4 Data Engineering Pros Unpack Why They Enjoy the Field

Leveraging a variety of technical skills to bring about impactful solutions is all in a day’s work.

Written by Stephen Ostrowski
Published on Feb. 22, 2022
Brand Studio Logo

Witnessing the imprint of one’s work might not always be an overnight experience. But Vikram Thirumalai hasn’t had to wait around for the import of his efforts as a data engineer to become evident in his role.

“I’ve seen the impact of my work since day one,” the Newsela team member said.  

So what does it take to score a role where ones’ effect on the business is so immediately apparent? Data engineering pros from four tech companies mentioned adroitness in a variety of languages, tools and more as coalescing around on-the-role success. As Esha Bhide, platform engineering associate at iCapital, said, “A data engineer needs to master a wide array of skills.”

Rafael Pacas, a data engineer at Justworks, noted that having a broader, business-focused view is helpful in the role, as well.

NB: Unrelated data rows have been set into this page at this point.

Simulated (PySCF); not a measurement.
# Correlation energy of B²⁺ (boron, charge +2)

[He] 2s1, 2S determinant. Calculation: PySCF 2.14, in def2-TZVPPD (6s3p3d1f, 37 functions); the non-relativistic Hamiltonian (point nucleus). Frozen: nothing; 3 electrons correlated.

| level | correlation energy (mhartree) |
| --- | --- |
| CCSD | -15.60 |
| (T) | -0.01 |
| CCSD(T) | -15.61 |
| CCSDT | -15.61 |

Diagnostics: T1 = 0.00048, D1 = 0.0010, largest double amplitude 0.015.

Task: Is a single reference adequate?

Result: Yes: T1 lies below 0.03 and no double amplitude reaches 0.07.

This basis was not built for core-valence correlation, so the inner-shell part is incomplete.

“In order to effectively execute the job, data engineers must increase their breadth of knowledge about the business domain, so that we become more familiar with the business side of things and interact with more stakeholders across all business functions,” Pacas said. 

Collaboration plays a similar role for data engineers. Jack Tsai, data engineer at Meetup, alluded to that component of a data integration project he’s currently working on. 

“The first stage of the project involves a lot of exploration and discussion,” Tsai said. “I enjoy the process of working with colleagues across the organization and providing data-driven solutions to our team.”

Want to know more about what it’s like to be a data engineer? Below, four professionals provide a glimpse into how they got into the field, the skills they frequently flex, and the stimulating work to which they’re currently applying their expertise and experience. 

 

Image of Esha Bhide
Esha Bhide
Platform Engineering Associate • iCapital

 

What led you to data engineering?

I started my career working as an implementation engineer for a large-scale enterprise resource planning software provider. At the outset, I realized the importance of reliable, scalable and maintainable systems. Later, when I pursued my master’s degree at NYU, I studied distributed systems, big data and machine learning systems, and data analytics. This fueled my fire to pursue a career as a data engineer. The primary challenge of most modern applications is not computing capacity or network latency but how the underlying data is managed, stored and optimized. Data engineering addresses these issues methodically.

 

How does data engineering differ from more traditional software development, and what are the key technical skills that you use most often during your workday? 

Unlike traditional software engineering where one is expected to master a single skill, data engineering involves wearing many hats and being proficient in multiple disciplines. In order to meaningfully run analytics on an online transaction processing system, you will need to design and implement a data warehouse. You will be required to use workflow management tools such as Airflow and Argo to facilitate extract, transform and load. You will be required to work with various cloud computing services, such as those offered by Amazon Web Services. Strong proficiency in Linux is required — writing Bash scripts, data lookups, and finding and analyzing patterns are some of my daily tasks.

 

Data engineering involves wearing many hats and being proficient in multiple disciplines.”

 

Tell me about a project you’re working on right now, including the goal, your approach to the problem and challenges you’ve encountered.

I am currently working on a project in which we are integrating our data warehouse with Salesforce and Metabase, a business intelligence reporting tool. It involves identifying both key data objects and relationship mappings and converting them into Star or Snowflake schemas as prescribed by the data warehouse. We are also building an in-house architecture to reach Salesforce through REST, which will allow us to scale at will and remove dependency on any external tools for connections. The goal of the project is to unify data and make it available to key stakeholders. In my role, I get the opportunity to collaborate with DevOps, application developers and data scientists. It’s interesting and exciting to be at that intersection.

 

 

Image of Jack Tsai
Jack Tsai
Data Engineer • Meetup

 

What led you to a career as a data engineer?

Funny enough, it started with online shopping. I love to find the best price when I shop online, so I wrote my own scraper to collect data from different websites in the days before Google Shopping existed. This side hustle involved collecting structured and unstructured data, cleaning the data, transforming it, and turning it into a report that would alert me to the best price. 

What started as a hobby to find the best deal on AirPods turned into something really satisfying. I believe building and designing data infrastructures can bring value and make an impact on different industries.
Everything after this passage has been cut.